Question

An object is at rest at `(2 ,1 ,6 )` and constantly accelerates at a rate of `1/4 m/s^2` as it moves to point B. If point B is at `(3 ,4 ,7 )`, how long will it take for the object to reach point B? Assume that all coordinates are in meters.

Answer 1

It will take the object `5` seconds to reach point B.

Explanation:

You can use the equation
`r = v \Delta t + 1/2 a \Delta t^2`
where `r` is the separation between the two points, `v` is the initial velocity (here `0`, as at rest), `a` is acceleration and `\Delta t` is the elapsed time (which is what you want to find).

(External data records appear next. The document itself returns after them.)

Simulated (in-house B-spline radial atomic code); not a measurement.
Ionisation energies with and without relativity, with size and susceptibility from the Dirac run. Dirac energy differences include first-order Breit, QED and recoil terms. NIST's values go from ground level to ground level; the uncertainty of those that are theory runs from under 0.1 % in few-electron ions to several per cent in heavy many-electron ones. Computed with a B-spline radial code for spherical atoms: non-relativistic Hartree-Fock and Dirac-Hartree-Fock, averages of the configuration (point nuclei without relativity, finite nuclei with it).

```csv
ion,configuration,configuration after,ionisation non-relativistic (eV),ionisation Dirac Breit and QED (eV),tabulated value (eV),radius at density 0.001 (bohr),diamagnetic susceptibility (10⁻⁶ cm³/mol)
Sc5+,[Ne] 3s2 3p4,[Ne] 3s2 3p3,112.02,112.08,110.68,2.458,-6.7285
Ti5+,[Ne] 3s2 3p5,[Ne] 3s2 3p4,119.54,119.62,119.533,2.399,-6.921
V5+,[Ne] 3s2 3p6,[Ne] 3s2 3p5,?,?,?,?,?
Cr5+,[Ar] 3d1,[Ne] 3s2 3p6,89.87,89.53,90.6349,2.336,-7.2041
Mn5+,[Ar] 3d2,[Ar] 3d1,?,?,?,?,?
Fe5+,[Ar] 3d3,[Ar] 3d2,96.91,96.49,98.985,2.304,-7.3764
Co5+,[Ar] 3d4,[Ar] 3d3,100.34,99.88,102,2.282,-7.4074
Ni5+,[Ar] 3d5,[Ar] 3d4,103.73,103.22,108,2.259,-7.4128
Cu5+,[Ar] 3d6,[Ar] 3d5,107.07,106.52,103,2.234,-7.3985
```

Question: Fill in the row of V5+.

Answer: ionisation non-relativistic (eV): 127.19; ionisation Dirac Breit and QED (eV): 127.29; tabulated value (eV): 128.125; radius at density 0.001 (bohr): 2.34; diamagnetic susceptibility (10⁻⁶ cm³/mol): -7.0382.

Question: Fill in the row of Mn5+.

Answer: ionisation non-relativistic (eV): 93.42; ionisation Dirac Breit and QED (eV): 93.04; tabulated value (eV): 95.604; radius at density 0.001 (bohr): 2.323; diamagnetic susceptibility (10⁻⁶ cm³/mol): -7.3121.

The distance between the two points is
`(3,4,7) - (2,1,6) = (3-2, 4-1, 7-6) = (1,3,1)`

r = || (1,3,1) || = `\sqrt(1^2 + 3^2 + 1^2) = \sqrt{11} = 3.3166 \text{m}`

Substitute `r = 3.3166`, `a = 1/4` and `v=0` into the equation given above
`3.3166 = 0 + 1/2 1/4 \Delta t^2` Rearrange for `\Delta t`
`\Delta t = \sqrt{(8)(3.3166)}`
`\Delta t = 5.15 \text{s}`

Round to however many decimal places are requested, or to significant figures, of which here there is one, so `5s`.